So the most absurd editorial appointment in the Daily Telegraph’s history ended with a whimper when Jason Seiken was quietly relieved of his responsibilities last week.
The man appointed as chief content officer and editor-in-chief in September 2013 stepped down – to use the management euphemism for an enforced exit – after a long period of playing no role in the running of the Telegraph titles.
It is sobering to reflect that Seiken’s appointment resulted in the firing three months after his arrival of the widely respected editor, Tony Gallagher.
Seiken was hired for his digital skills, which he had in abundance. But his lack of knowledge of British newspapers and his clumsy interventions into Gallagher’s domain proved counter-productive.
It was ironic that not too long after Gallagher’s departure Seiken was removed altogether from his daily editorial role, which then passed to Chris Evans.
Seiken spent months inhabiting an office on the management floor and was supposedly tasked with dreaming up ways of transforming Telegraph Media Group into a digital business.
His departure comes at an acutely difficult period for TMG and its chief executive, Murdoch MacLennan. The group was already in a state of turmoil following the high-profile resignation in February of Peter Oborne, the former chief political commentator.
He wrote a lengthy and detailed article accusing TMG of censoring articles on HSBC to avoid losing the bank’s advertising. It was widely reported and put the Telegraph on the back foot.
Many readers decided that they could no longer put their trust in the paper and turned away, adding to the problem of the Telegraph’s fast-falling circulation.
Then, to add to the misery, the Telegraph also lost its star sports writer, Henry Winter, last week. Hugely popular with the paper’s readers, he decided to leave after 20 years to accept a lucrative offer from the Times.
It is not all gloom. Evans’s news sense and his pugnacious general election support for the Conservative party has got the Telegraph talked about for the right reasons in recent weeks. But the long-term prospects for the paper look anything but bright and the reverses must put a question mark over MacLennan’s own future after 11 years in the job.
He was hired by TMG’s ultimate owners, the Barclay brothers, Sir David and Sir Frederick, who acquired the group for £665m following the Conrad Black debacle.
MacLennan, who is steeped in the world of ink and newsprint, has shown no real understanding of how to take the papers forward into a digital future. He had hoped that Seiken would be the man to do that job for him, but it was not to be.
The key to the necessary technological transformation of traditional newspapers demands an intimate knowledge of both print and online. It has to be organic and it requires subtlety. Journalists and technologists have to work hand in hand.

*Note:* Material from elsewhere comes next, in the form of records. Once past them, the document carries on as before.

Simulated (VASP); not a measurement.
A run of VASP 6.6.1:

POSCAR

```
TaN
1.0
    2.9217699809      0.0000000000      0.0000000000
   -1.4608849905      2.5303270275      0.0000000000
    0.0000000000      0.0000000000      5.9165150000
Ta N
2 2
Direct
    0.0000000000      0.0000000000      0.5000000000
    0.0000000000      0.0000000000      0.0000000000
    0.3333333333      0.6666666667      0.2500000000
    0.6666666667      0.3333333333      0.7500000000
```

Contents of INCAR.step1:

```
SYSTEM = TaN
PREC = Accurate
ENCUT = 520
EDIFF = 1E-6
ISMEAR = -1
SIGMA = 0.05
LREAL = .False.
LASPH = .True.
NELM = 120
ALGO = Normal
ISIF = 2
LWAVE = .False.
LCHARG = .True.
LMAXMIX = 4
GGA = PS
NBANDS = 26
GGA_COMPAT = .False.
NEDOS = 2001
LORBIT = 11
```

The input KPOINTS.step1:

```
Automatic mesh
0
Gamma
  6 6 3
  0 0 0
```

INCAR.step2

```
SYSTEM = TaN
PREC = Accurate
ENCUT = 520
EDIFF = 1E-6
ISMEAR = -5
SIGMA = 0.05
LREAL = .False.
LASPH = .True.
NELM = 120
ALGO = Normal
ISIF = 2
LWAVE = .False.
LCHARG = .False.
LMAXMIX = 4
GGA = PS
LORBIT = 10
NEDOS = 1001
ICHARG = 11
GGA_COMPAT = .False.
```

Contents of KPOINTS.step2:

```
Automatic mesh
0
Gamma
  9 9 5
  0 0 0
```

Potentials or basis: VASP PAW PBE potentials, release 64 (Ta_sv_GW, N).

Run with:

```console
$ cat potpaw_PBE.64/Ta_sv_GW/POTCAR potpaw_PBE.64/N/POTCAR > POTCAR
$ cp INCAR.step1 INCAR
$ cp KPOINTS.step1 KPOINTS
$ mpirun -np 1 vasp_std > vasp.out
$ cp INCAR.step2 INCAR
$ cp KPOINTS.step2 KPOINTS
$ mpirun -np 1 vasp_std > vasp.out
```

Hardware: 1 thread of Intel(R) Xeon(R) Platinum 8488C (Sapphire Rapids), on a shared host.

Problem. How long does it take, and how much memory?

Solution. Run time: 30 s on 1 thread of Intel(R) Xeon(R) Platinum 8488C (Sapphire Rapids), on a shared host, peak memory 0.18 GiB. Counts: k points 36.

Seiken proved unable to communicate his vision to the staff. His so-called “town hall” addresses tended to leave them puzzled even though some journalists, especially the younger ones, did grasp that he might just have a point about the need for structural change in both news-gathering and news transmission.
The majority were not, however, impressed with the parachuting in of someone billed as a “digital guru” with only the slightest of newspaper experience and no knowledge of the nature of British journalism. His appointment was bound to be a risky undertaking, and MacLennan must take the heat for that.
He had, after all, made similar mistakes before. He employed one chief information officer who outsourced tech development only for the replacement to bring it back in house. In truth, TMG, once in the digital vanguard, has been floundering for years without a coherent online strategy.
MacLennan has concentrated instead on running an ever tighter ship. There have been regular staff culls, with older, higher-paid members of staff sacrificed in favour of young digital natives.
Although that has helped to keep TMG commercially successful, returning £50m-plus profits for three successive years, it has not solved the main problem of a paper that has lost its mojo and just doesn’t know how to get it back.